The Laboratory of the Future, which opened last month and is curated by Lesley Lokko, has invited architects to imagine what the future might hold.

For the Uzbekistan National Pavilion in Arsenale, this translates into a cross-section of the country’s ancient architectural heritage, hoping to be the building blocks for a new movement that challenges the concept of modernity.

Titled Unbuild Together: Archaism vs Modernity, the pavilion is commissioned by Uzbekistan's art and culture government department and curated by the French-Moroccan architectural firm Studio KO, founded by Karl Fournier and Olivier Marty.

The research-based project spotlights Uzbekistan’s lesser-known heritage, inspired by the ruins of qalas – more than 300 ancient desert fortresses found in the Karakalpakstan region – from between the 1st century BC to 8th century AD.

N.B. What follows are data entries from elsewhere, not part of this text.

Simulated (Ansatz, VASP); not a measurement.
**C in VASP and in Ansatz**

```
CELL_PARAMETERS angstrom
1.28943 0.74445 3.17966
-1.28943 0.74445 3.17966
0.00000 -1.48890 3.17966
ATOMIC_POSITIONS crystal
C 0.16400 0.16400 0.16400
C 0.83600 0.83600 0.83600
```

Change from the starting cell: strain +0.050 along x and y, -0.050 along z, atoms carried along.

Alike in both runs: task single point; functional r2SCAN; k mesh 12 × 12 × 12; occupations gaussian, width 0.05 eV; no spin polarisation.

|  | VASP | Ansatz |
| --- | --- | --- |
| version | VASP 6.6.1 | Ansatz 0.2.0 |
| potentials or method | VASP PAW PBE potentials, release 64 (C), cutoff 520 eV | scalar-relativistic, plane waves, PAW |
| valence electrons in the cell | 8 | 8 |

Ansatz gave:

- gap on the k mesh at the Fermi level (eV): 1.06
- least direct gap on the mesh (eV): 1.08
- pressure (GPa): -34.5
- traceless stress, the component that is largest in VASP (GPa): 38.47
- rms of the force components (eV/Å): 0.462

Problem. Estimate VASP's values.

About 50 remain today; they are in good condition and crafted from clay mud bricks – one of the most universal archaic building materials. The sustainable construction technique has already stood the test of time and climate change, making them an ideal material to consider for alternatives to modern concrete.

“They built them by using the earth from the soil, thousands of years ago. This kind of construction made with mud, thanks to its inertia, is very adapted to the region extreme climate condition from severe heat to severe cold,” Marty tells The National.

“What is very strong in our approach is to try to deconstruct and question the relationship, or the admitted limits, between what is past and what is modernity. From the very beginning of this project, we had the intuition that a proposal should be embodied by architecture, so what you'll be seeing here is built.”

The resulting pavilion is the final product of two workshops led by Studio KO in January, which brought on 25 architecture students and professors from Tashkent’s Ajou University, to explore the materiality of bricks, earth and clay.

The workshops also took the students to see the qalas first-hand – such as Toprak Qala and Koi Krylgan Qala, some of the best-preserved sites – and to Bukhara, which is famous for its intricate brickwork and blue-glazed tiling that is typical of the Islamic Timurid era.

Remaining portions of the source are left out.